Dozens of children file out, carrying their heavy backpacks away from the Wendys and the AutoZone, towards the cluster of aging three-story yellow buildings where they live. Some are met by waiting parents, others trek by themselves to the shabby motel rooms, marching past broken-down cars, their tires flat, scattered around the parking lot, and discarded mattresses piled next to some of the residences.
That families are living in extended-stay motels like this one may seem surprising in a town like Norcross, founded in 1870 and named one of the best places to live in Georgia by Movoto, a real estate blog, last year. Gwinnett County, where Norcross is located, is, in parts, a collection of well-off towns like Duluth, home to NeNe Leaks, of Real Housewives of Atlanta fame. Its unemployment rate is just 5.7 percent and one of its schools, the Gwinnett School of Mathematics, Science, and Technology, was recently named one of the best in the nation by U.S. News and World Report.

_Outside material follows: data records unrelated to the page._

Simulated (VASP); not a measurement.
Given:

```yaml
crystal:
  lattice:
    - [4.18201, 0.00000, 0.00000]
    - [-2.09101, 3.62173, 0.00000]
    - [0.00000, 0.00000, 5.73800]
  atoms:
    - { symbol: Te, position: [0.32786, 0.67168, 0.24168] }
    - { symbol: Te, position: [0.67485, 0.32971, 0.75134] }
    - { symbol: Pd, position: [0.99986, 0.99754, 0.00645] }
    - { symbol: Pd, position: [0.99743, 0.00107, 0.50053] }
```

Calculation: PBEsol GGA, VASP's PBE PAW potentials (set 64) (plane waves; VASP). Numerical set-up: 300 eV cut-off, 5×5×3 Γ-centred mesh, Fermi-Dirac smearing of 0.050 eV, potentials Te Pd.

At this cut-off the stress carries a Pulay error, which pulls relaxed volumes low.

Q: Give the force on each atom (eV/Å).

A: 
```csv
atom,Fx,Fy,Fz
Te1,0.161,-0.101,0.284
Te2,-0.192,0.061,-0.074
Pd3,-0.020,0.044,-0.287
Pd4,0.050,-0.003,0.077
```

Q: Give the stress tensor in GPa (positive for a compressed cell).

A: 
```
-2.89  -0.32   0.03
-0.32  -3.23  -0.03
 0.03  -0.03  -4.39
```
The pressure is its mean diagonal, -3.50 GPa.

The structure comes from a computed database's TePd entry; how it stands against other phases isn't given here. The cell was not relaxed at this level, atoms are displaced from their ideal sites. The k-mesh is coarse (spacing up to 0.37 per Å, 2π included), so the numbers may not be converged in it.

But the suburbs of Atlanta no longer hold just the promise of good schools, clean streets, and whitewashed homes with manicured lawns proudly displaying American flags. They are increasingly home to the very poor, who find themselves stranded in suburbs without the kind of transit or assistance that they might once have found in cities urban cores. They are stuck in places like Norcross Extended Stay, that see the same type of crime that families might have once seen in metro Atlanta. (A few years back, the Gwinnett County Sheriff's Department had to order 20 sex offenders to leave the motel, because it was located near a public pool.)